After yesterday’s ridge top views of autumnal Dartmoor valleys, I wanted to spend more time in the woods. We’re at the tail end of the vibrant spectacle of autumn now, and it won’t be long before the reds, yellows and everything in between are gone for another year. So with my wife at work, I headed for Fingle Bridge with the boys and one of my oldest friends to explore one of our most extensive, unbroken stretches of woodland.
Fingle Bridge is no secret, and the narrow lanes that lead down from Drewsteignton were busy on half term Monday. The forecast was for sun with scattered showers, and we had brought kites to fly. So we crossed the bridge over the Teign and started the long, slow hike uphill towards Cranbrook Castle.
There are four castles overlooking this stretch of the Teign, although of these only Castle Drogo is instantly recognisable as one. The other three are Iron Age hillforts. Prestonbury Castle is at the top of the steep-sided slopes immediately behind the Fingle Bridge Inn, and sadly the landowner does not allow public access. Further east, Wooston Castle lies deep in the woods and has recently been excavated – if you’re interested in hillforts, check out the Fingle Woods blog which is full of fascinating info about the dig. Our target was Cranbrook Castle, a contour fort at the top of the hill facing Prestonbury across the river.
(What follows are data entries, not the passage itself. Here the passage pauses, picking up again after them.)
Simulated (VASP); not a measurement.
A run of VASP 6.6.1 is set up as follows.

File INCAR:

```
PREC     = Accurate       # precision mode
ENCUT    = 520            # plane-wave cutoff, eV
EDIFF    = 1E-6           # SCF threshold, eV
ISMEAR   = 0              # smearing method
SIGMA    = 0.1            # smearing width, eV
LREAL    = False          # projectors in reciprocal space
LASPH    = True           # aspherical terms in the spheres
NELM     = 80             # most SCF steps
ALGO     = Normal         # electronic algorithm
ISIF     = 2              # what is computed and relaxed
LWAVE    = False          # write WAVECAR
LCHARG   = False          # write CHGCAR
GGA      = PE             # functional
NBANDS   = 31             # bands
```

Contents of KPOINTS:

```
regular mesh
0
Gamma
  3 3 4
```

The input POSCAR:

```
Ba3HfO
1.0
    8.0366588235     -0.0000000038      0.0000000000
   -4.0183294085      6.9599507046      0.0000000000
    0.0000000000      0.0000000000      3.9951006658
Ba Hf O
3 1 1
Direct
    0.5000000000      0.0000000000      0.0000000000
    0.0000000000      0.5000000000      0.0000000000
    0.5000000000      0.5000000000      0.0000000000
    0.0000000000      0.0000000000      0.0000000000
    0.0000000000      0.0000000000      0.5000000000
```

It’s an energetic hike to the top, especially for small boys. The fort is only 1km from the bridge but is 200m higher, and every time you see the ‘summit’ it turns out there’s another uphill stretch around the corner . There are a couple of amazing viewpoints on the way that overlook the Teign Valley, and we were treated to some beautiful light on the hills and trees around. As we got closer to the top, we could feel the sun on our faces more frequently as the angle of the slope changed and the tree cover thinned. Eventually we came to a gate on the right that led into the field, but there was a hitch. A printed sign on the gate warned of livestock and a bull running free; Kev strode into the field to check it out while I stayed by the gate with the boys. There were no cattle around and not even a pat or hoof print anywhere to be seen, and soon we were all striding across the hill together.
The hillfort itself consists of an inner and outer ring separated by a ditch, with the inner diameter being perhaps 200m across. It appears fairly unspectacular, but you have to remember that at least the inner ring would have probably been circled with log posts and the ditch will have infilled considerably over the years. It would have formed part of a vibrant landscape in the Iron Age, with three forts so close together suggesting a desirable location close to all the resources the communities needed. It must have quite a place at its peak.
We were of course also interested in sandwiches, views and kites. We hunkered down away from the wind outside the inner bank and looked out towards Haytor and Hameldown while we tucked into our sandwiches, then out came the kites. Our box kite flew steadily, high above the fort, while Kev’s parrot kite flew briefly with spectacular dives and crashes.
Passing rainbows alerted us to the chance of rain, and it wasn’t long before a big one headed towards us from Chagford. We scooped up our things and headed back down the hill much more quickly than we ascended it. Somehow we avoided the rain, and with time to spare we sneaked in a swift pint by the riverside at the Fingle Bridge Inn.
Back in the car, we decided to follow the Teign all the way home. The river and woods coincide for a long way; down to Clifford Bridge and Dunsford, Cristow and the Teign Valley and beyond. I love the open moor, but at this time of year the woodlands of Dartmoor really come into their own.